All the men and women merely players
Editorial

All the men and women merely players

January 13, 2018

In the poem All the world’s a stage, William Shakespeare (1564-1616), known more as a playwright than an actor himself, used a narrative form to express his innermost emotions about how he thinks that the world is a stage and all the people living in it are mere players or characters. These characters are set to go through seven different phases in their lives. Regarded as the ‘Bard of Avon’, having written about 38 plays and other literary works including sonnets, poems and verses, he passed away at a relatively young age in 1616. If only he had lived in present times, and given his keen observation of the goings on in society, he might have felt highly gratified about his aforementioned portrayal of the world as well as the men and women therein after noting the way cinema has virtually conquered the minds of most people. The coming days are heading to witness the players of the silver screen joining the rapidly rising number of vote-seekers to create a complex social scene in the land, giving modern poets a chance to emulate the Bard.
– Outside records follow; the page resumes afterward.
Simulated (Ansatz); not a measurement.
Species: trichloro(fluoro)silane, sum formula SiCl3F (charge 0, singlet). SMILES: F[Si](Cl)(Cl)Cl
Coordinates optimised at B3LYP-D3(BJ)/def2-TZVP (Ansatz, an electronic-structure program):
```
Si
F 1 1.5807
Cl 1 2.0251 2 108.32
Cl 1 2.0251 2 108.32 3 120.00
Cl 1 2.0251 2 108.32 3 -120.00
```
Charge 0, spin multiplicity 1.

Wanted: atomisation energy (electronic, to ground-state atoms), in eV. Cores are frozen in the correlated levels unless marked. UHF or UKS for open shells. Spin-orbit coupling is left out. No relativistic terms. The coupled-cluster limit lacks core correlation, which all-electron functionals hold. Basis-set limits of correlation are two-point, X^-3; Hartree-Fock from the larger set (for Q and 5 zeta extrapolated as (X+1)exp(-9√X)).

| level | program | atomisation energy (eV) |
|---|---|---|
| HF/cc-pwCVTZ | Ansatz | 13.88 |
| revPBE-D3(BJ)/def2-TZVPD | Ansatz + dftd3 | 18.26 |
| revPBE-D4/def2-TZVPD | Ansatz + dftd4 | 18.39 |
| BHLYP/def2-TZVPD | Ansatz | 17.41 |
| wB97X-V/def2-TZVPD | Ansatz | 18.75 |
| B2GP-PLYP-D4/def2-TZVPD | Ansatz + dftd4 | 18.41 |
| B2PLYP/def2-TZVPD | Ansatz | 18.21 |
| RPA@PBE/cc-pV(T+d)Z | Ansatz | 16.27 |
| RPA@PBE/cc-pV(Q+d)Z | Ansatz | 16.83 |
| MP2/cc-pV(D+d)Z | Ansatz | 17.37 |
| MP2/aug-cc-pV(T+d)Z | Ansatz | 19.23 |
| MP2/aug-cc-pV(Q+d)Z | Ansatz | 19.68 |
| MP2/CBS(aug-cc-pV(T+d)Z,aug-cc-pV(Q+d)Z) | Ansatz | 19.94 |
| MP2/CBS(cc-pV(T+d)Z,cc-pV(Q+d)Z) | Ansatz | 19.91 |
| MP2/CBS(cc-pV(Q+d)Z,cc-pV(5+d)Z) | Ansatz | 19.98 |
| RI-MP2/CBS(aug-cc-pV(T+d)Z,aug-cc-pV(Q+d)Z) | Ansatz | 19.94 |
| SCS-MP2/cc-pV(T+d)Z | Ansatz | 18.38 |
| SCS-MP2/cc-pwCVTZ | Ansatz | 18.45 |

One could approximately estimate the extent of cinema’s sway over the land’s people as long as they had to per force view the movies in the halls specially built for screening them. Now that films can be viewed not only on the small screen in total privacy and also on the mini-screen of smart mobile phones, even a wild guess on the number of addicts to cinema in the land can go wrong by a long shot.

The monetary value of the different outlays on producing a movie such as what the producer invests in the hope of getting attractive return, wages to all who appear on the screen, particularly the principal actors called heroes, heroines and villains, expenses on publicity to increase the outreach of cinema in advance, infrastructure cost relating to screen the movie and so on has just crossed amounts in astronomical proportions that can leave astronomers blushing. Entry of government into the world of cinema, eyeing various taxes generated totally by the enterprise has just got it into the throes of controversy, particularly because of the inconsistent verdicts of the Board of Film Certification, earlier known as Central Film Censor Board, with large amounts of money exchanged on the sly.

Once a film crosses the bar set by the government agency concerned, the litmus test for its success on many counts, including handsome return to the producer, name as well as fame to those who appear on the screen and also behind the screen, is the verdict of the connoisseurs. They are truly mere players coughing up money for their short-lived merriment.